Supporters told the House Revenue Committee HB 4136 would end the state mortgage interest deduction for secondary homes and dedicate about $9–10 million a year to down-payment assistance; industry groups warned it would raise costs for some homeowners and harm coastal economies.

Representative Vanessa Hartman and supporters told the House Revenue Committee on Feb. 16 that House Bill 4136 would preserve the mortgage-interest deduction for primary residences but eliminate the deduction for secondary (non-rental) homes, directing the proceeds into a new Oregon Homeownership Opportunity Account to fund down-payment assistance programs.

Hartman, the bill sponsor, said the change would create a stable funding stream for down-payment assistance delivered by existing homeownership centers and would not require new state offices or HUD certification. "This bill ends state subsidy for personal use vacation properties that remain vacant for much of the year and redirects those dollars into a dedicated account for down payment assistance," she said.

Why it matters: Supporters argued the mortgage-interest deduction disproportionately benefits higher-income taxpayers and does not effectively increase homeownership among lower-income or first-generation buyers. Senator James Ivory Manning Jr. told the committee the measure is narrow in scope and "does not affect the vast majority of Oregon homeowners." Witnesses estimated the change would generate roughly $9–10 million per year for down-payment assistance; advocates said that could support about 250 low- and moderate-income households annually.

Proponents included housing counselors and nonprofit housing developers who described long waiting lists and rapid program deployment if funding is secured. Valencia Ocampo, a homeownership counselor at the Native American Youth and Family Center, said her caseload includes more than 100 mortgage-ready households and over 120 families on a waiting list for assistance.

Opponents — led by the Oregon Realtors and coastal realtors — warned the bill would raise taxes for some homeowners who rely on the deduction and could depress economic activity in communities that depend on second-home spending. Dr. Tony Kelly, president of Oregon Realtors, said the measure "would advantage cash buyers who already represent a quarter of Oregon transactions" and could increase taxes for second-home owners by thousands of dollars in early mortgage years.

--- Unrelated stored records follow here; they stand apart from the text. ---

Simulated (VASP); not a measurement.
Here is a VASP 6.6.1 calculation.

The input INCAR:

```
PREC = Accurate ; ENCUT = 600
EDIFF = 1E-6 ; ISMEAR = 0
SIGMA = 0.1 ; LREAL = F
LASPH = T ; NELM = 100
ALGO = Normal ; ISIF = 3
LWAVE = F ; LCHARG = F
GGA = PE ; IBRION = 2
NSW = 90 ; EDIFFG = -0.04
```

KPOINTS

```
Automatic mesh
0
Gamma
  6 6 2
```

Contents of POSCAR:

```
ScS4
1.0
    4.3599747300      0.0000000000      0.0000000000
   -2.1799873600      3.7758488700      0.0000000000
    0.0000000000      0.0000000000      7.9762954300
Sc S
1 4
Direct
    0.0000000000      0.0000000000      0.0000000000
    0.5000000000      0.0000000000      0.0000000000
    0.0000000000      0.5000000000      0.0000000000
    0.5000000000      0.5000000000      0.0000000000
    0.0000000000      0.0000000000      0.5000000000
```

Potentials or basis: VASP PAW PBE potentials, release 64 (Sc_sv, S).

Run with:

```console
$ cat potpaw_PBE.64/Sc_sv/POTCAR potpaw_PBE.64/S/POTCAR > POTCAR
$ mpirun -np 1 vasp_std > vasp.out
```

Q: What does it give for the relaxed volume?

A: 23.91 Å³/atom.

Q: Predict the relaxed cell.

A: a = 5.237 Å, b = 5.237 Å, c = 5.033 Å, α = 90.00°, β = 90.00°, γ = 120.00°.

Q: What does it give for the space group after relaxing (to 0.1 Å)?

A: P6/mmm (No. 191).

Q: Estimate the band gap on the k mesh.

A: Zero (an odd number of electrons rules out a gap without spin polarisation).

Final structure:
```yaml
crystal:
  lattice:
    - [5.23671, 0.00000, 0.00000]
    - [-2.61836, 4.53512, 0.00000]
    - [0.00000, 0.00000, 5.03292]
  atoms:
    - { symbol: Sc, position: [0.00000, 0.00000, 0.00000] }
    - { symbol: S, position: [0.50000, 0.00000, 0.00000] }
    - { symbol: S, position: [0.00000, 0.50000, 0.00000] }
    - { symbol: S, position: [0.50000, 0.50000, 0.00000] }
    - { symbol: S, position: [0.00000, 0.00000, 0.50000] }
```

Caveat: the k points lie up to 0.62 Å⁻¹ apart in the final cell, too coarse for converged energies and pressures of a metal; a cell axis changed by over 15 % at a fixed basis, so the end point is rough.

Several witnesses raised technical and equity questions. Some industry witnesses said Oregon’s decision to diverge from federal mortgage-deduction rules could create uncertainty and risk further erosion of the deduction for primary residences. Other speakers urged amendments to split funds between homeownership and homelessness prevention.

The hearing produced no committee vote on HB 4136 that day. The committee closed public testimony after hearing from more than two dozen witnesses who offered both individual stories and organizational positions. The next procedural step, if any, was not set in the hearing record.

Ending: The committee completed its agenda and adjourned after closing the public hearing.